The instructor was George Davidson, chief, Pacific Division, U.
S. Coast and Geodetic Survey. In 1872, Frank Soulé, assistant professor
of mathematics, was named professor of civil engineering and astronomy.
In 1892, Soulé assigned the two courses (Practical Astronomy, prescribed
in engineering, and Descriptive Astronomy, the elective) to Armin
0. Leuschner, then instructor in mathematics. Thereafter, Soulé
confined his teaching to civil engineering, but held the "astronomy"
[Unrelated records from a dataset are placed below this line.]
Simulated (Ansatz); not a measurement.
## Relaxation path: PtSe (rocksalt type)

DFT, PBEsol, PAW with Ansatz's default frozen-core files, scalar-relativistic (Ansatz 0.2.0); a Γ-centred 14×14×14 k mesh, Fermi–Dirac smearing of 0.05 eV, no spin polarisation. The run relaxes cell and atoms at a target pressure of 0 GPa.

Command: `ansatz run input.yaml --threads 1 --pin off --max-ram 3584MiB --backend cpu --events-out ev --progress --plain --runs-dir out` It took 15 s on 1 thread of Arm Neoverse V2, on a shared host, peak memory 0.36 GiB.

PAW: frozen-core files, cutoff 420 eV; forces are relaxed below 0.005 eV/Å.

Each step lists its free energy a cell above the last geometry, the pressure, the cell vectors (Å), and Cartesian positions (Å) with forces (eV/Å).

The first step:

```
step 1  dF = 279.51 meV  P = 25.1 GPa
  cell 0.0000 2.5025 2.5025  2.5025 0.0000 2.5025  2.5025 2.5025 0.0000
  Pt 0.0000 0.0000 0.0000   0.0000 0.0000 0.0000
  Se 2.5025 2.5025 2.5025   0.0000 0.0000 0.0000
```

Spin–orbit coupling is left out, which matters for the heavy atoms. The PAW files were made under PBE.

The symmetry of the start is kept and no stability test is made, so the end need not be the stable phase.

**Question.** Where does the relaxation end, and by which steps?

part of his title until 1900.
In the early years, courses were taught by means
of lectures, charts, and textbooks, with an occasional trip to the
survey offices in San Francisco where Davidson demonstrated the
use of instruments. The legislature appropriated $5,000 in 1882
for astronomical instruments, and in 1884 added $2,500 for a building
in which to house them. The small Students' Observatory was completed
in 1886. By 1926, there were seven buildings (of wood) on "observatory
hill," containing classrooms, offices, three equatorial refracting
telescopes (largest aperture--6 inches), one reflector, and three
astronomical transits. The department moved to Campbell Hall in
1959. Construction of a new Leuschner Observatory (so named by the
Regents in 1951) was completed in 1965. It was located ten miles
east of the campus. This observatory housed two reflectors: one
of 20-inch aperture; the other, 30-inch. Modern auxiliary equipment
on these two telescopes provided faculty and graduate students with
a greatly enhanced research facility.
After the acquisition of Lick Observatory in 1888,
questions arose concerning the relationship between the two departments
of astronomy. In 1896, the Regents determined that "The names of
the two branches of general Astronomical Department of the University
shall be, 'The Lick Astronomical Department,' which shall be at
Mt. Hamilton, and the 'College Astronomical Department' which shall
be at the seat of the University." Three years later, at the request
of the Academic Council, the "College" department was renamed "The
Berkeley Astronomical Department."
Leuschner, who joined the faculty as an instructor
in mathematics in 1890, was appointed assistant professor of astronomy
and geodesy in 1894; associate professor of astronomy and director
of the Students' Observatory in 1898; and, in 1900, chairman of
the department. He held the two latter titles until his retirement
in 1938. Leuschner developed a new method of calculation of orbits.
Through his initiative the observatory became a center for the computation
of the orbits of comets, minor planets, and satellites. He had many
collaborators, including members of the department and expert computers
of the orbits of the Watson minor planets, a project of which he
had charge.
The directors following Leuschner were: R. Tracy
Crawford (1938-46), Sturla Einarsson (1946-50), Otto Struve (1950-59),
Louis G. Henyey (1959-64), and John G. Phillips, who was appointed
in 1964.
Impetus was given to graduate study in 1898 when
a program leading to the doctorate in astronomy was established
and when three fellowships were established at the Lick Observatory.
The number of Ph.D. degrees awarded between 1898 and 1965 was 120;
slightly over half had been Lick fellows.
The Radio
Astronomy Laboratory, established in 1958 as a unit of the astronomy
department, operated the Hat Creek Observatory in northern California.
Radio telescopes, 33 and 85 feet in aperture, and a variety of receivers
were available to faculty and graduate students for advanced research.
Harold F. Weaver was the laboratory director in the mid-1960s.
Astronomy was a two-man department in 1898, a
four-man department in 1910, and a five-man department in 1922.
The following were members of the department from 1922 to 1938:
Leuschner, Crawford, Einarsson, William F. Meyer, and C. Donald
Shane. Robert J. Trumpler was appointed professor in 1938 and retired
in 1951.
Astronomy was a ten-man department in 1964-65,
with the following members: Henyey, Phillips, Weaver, Leland E.
Cunningham, Ivan R. King, George Wallerstein, Eugene R. Capriotti,
Paul W. Hodge, Charles R. O'Dell, and Hyron Spinrad.
In 1964-65, there were enrolled in the department
189 students in four sections of Astronomy I; there were 65 undergraduate
majors and 45 graduate students enrolled in the department. Ten
undergraduate courses were taught by members of the department.